CASA (Court Appointed Special Advocates) of the 16th Judicial District, Inc., help provide a voice for children who have been abused or neglected. CASA volunteers are individuals from all walks of life who speak up for a child’s best interests in court. You are not a foster parent, you are a voice making a real difference at a critical turning point in the child’s life. A CASA volunteer gets to know the child and gather information from everyone involved in their daily life, including family members, foster parents, teachers, daycare providers, doctors, lawyers, social workers and other relevant persons. As a volunteer, you commit to represent a child’s best interests while they are in care. CASA of the 16th serves children in Stone, Izard, Fulton, Independence and Cleburne Counties in Arkansas. We are a 501(c)3 non-profit organization and are governed by a board of directors.

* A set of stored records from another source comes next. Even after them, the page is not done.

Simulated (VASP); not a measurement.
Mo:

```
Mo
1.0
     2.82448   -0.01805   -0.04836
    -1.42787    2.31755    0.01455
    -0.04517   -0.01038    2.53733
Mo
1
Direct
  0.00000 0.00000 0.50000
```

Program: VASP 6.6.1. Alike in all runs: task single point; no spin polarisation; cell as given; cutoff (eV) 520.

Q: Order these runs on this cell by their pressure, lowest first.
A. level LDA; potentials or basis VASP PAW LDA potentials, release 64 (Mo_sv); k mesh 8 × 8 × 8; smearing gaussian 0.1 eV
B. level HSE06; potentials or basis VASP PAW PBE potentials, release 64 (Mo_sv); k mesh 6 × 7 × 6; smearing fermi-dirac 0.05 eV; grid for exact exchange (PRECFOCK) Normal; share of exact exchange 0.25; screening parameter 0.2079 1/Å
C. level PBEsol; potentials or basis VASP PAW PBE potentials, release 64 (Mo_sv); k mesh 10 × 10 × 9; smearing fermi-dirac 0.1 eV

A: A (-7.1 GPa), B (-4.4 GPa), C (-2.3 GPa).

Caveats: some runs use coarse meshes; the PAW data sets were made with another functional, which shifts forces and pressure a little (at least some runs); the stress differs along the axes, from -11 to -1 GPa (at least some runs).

Our mission is to speak for the best interests of abused and neglected children in the courts. We promote and support quality volunteer representation to ensure that every child has the opportunity to live in a safe, permanent, and nurturing home.
Our purpose is to recruit, screen, train and supervise volunteers who are available for appointment by a juvenile court judge on complex abuse and neglect cases that are active in juvenile court. The program strives to help move children more quickly through the court system to safe, permanent placements. Child advocates stay with each case until it is closed (twelve – eighteen months) and the child is placed in a safe, permanent home. For many abused children, their CASA volunteer will be the one constant adult presence in their lives.
Goals and Objectives of the CASA program are to provide expeditious and thorough advocacy to abused and/or neglected children that will lead to permanence. CASA volunteers serve as the “eyes and ears of the court” by providing a detailed account of each child’s situation to aid the judge in permanency planning decisions.
To achieve this goal, CASA volunteers perform four (4) basic functions:
(1) Investigate all circumstances surrounding the child’s case.
(2) Collect all relevant historical information about the child and gather first hand, updated information.
(3) Report the findings and make recommendations to the court regarding placement (short and long term), visitation and services that will serve the child’s best interest.
(4) Monitor the case to ensure that necessary services are received, that Family Service Plans are updated in a timely manner and address the needs of the child and family, and that court orders are followed.
Since its creation by a family court judge in Seattle, CASA has become one of the most effective programs of its kind. Today there are 949 CASA programs around the country. It is a unique blend of private support, public need and the kind of people power that comes from more than 76,000 volunteers all committed to the rights of every child in the foster care and child welfare system.